Simon Phipps said:”But cc-ing on a public attack on Sun is hardly “contacting the Ombudsman first”.why? this is not a sun internal issue. open in “openDS” is pretty clear to me.
What license was the code under? Fork the project!
Of course you CC, its the only way you protect yourself, doubly so after being kicked around like that.Good luck, Neil.
I have to second the sentiment that open means OPEN. Unfortunately, this sounds like a clash between the open source mentality and a company JUST beginning to realize the power of it. I honestly believe that, in Sun’s current mindset, the openness one sees in development mailing lists like the one for the Linux kernel are downright scary for Sun. There are two things that would concern me if I were part of the user community for this product. 1. That Sun demands they have control over the product, even though it is supposed to be OPEN. Someone had commented they understood the reason for this since they have to pay the resources for this. However, I feel this argument to be flawed since there are quite a few corporations that contribute to the Linux kernel development by paying developers, yet they have to tow the line the same as volunteer developers do. Granted, those companies may contribute much more since they have the resources to do so, but they do not have control like Sun demanded. 2. That Sun would threaten to take away these developers severance packages if they didn’t conform reeks badly. This flies in the face of the Open Source community, the very same group they wish to gain support from. I truly hope Sun does grow from this and separates the buzzword “open source” from the TRUE meaning of it. I have a feeling there is going to be some building conflict in the future with more old-model companies trying to buy into Open Source without first fully understanding OPEN.

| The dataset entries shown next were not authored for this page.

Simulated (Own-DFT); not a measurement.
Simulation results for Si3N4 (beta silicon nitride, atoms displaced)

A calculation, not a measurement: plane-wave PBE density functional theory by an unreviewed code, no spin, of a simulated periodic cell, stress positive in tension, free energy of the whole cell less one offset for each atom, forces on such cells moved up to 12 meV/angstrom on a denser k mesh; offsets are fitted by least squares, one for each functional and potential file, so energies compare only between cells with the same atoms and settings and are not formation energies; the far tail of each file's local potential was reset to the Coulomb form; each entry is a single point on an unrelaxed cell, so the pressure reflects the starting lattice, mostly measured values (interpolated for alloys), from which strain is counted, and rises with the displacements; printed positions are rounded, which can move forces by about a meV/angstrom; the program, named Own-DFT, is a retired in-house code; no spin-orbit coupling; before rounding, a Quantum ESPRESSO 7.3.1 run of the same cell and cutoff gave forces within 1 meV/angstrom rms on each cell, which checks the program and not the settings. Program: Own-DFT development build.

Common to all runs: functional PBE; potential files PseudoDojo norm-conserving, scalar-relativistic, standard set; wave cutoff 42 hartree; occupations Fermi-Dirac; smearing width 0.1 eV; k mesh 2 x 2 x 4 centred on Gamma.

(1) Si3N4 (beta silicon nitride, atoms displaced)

Agreed. Why does simon keep giving talking points to the press while “researching” the issue?
Two outcomes are possible:1. You fork the project and fund a new startup around it.2. You find a job elsewhere.It seems to me that you can even rewrite the project from scratch in a few months.Is it fair for you that Sun lays you off and then decides the project is theirs?Does the company have a statement in the labor contract specifying you can’t work on similar projects after a number of years you have been laid off?Will they pay your salary during those years?I think they are reaping you off.